Air Malta posts Lm6.3m loss

Air Malta announced an operational loss of Lm6.3 million for the year ending March 2006, as the national airline grappled with a 71 per cent increase in the price of fuel. Escalating fuel costs, in fact, wiped out Air Malta's operational profits, even...

Air Malta announced an operational loss of Lm6.3 million for the year ending March 2006, as the national airline grappled with a 71 per cent increase in the price of fuel.

Escalating fuel costs, in fact, wiped out Air Malta's operational profits, even if the air carrier managed to slash costs across the board, statistics released yesterday have shown.

Had the airline not embarked on a rescue plan, operating loss would have shot up to some Lm19 million, driving Air Malta out of business, according to Investments Minister Austin Gatt.

Despite the far-from-rosy situation, Dr Gatt made it clear the government has no intention of privatising Air Malta for the time being.
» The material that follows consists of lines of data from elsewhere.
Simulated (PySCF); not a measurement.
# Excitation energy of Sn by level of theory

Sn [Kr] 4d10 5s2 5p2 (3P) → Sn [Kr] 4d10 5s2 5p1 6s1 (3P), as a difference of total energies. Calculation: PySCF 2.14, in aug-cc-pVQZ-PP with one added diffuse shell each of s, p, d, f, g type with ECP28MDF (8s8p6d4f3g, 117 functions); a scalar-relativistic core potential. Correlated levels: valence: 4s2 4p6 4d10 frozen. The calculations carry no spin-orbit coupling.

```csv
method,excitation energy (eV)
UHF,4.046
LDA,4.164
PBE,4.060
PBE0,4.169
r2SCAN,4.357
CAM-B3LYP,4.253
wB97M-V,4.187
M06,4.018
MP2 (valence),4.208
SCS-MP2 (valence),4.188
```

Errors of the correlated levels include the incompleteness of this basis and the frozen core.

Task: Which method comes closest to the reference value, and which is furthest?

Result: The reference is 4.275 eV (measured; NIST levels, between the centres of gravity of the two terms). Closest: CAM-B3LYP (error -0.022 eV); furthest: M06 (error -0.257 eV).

Unveiling the figures during a news conference, Air Malta chief executive Joe Cappello said the rescue plan drawn up in an attempt to drive the airline out of the doldrums has been a success, but not enough given the current economic circumstances.

Turnover is down from Lm101.8 million to Lm99.2 million leading to a reduction in gross profit from Lm6.9 million in 2005 to Lm5.6 million in 2005.

The number of passengers carried dropped from 1.56 million in 2005 to 1.49 million though there was an increase in intra-EU and UK base passengers.

The fuel bill reached a steep Lm18.1 million for the year ending March 2006, with airline officials saying the €36 fuel surcharge imposed on every ticket is clearly not enough to recoup the hefty fuel bill.

Due to stiff competition in the market, Air Malta was forced to slash its prices leading to a drop in revenue, Mr Cappello explained.

Non-fuel costs were down by no less than Lm12.1 million in a year, to stand at Lm74.2 million, made up mainly of a reduction of Lm8 million in operational costs. A reduction in staff meant Lm2.5 million savings in payroll.

Air Malta chairman Lawrence Zammit said the cost-cutting commitments made at the time of the rescue plan agreement with the trade unions have been fully met a year in advance.

Among others, a total of 155 workers have applied for the voluntary redundancy scheme. But the chairman underlined the need for more changes in work practices.

"Air Malta is not out of the woods yet... The good news is that we are very positive we can achieve the full turnaround," Mr Zammit told reporters.

As expected, the arrival of major low-cost airlines to Malta featured prominently during yesterday's news conference.

Dr Gatt sees no problem with Air Malta sharing the market with low-cost airlines. However, he cautioned against taking any steps that would make it impossible for the national airline to survive.

"I simply can't understand how certain prominent people persist in saying that low-cost airlines are the solution to everything," he charged. When asked, Dr Gatt was adamant that his drive to protect Air Malta did not mean the government was reluctant to assist the introduction of budget airlines to Malta. He also insisted he did not have conflicting views with the rest of the Cabinet members about the matter.

"Yes, we're prepared to open up other routes to low-cost airlines, especially if that means Air Malta stops operating to the loss-making routes. But then none of these (budget) airlines wanted to fly to Girona, for example.

"Air Malta is a strategic asset to the country. It's very easy to destroy, but very difficult to rebuild," he warned.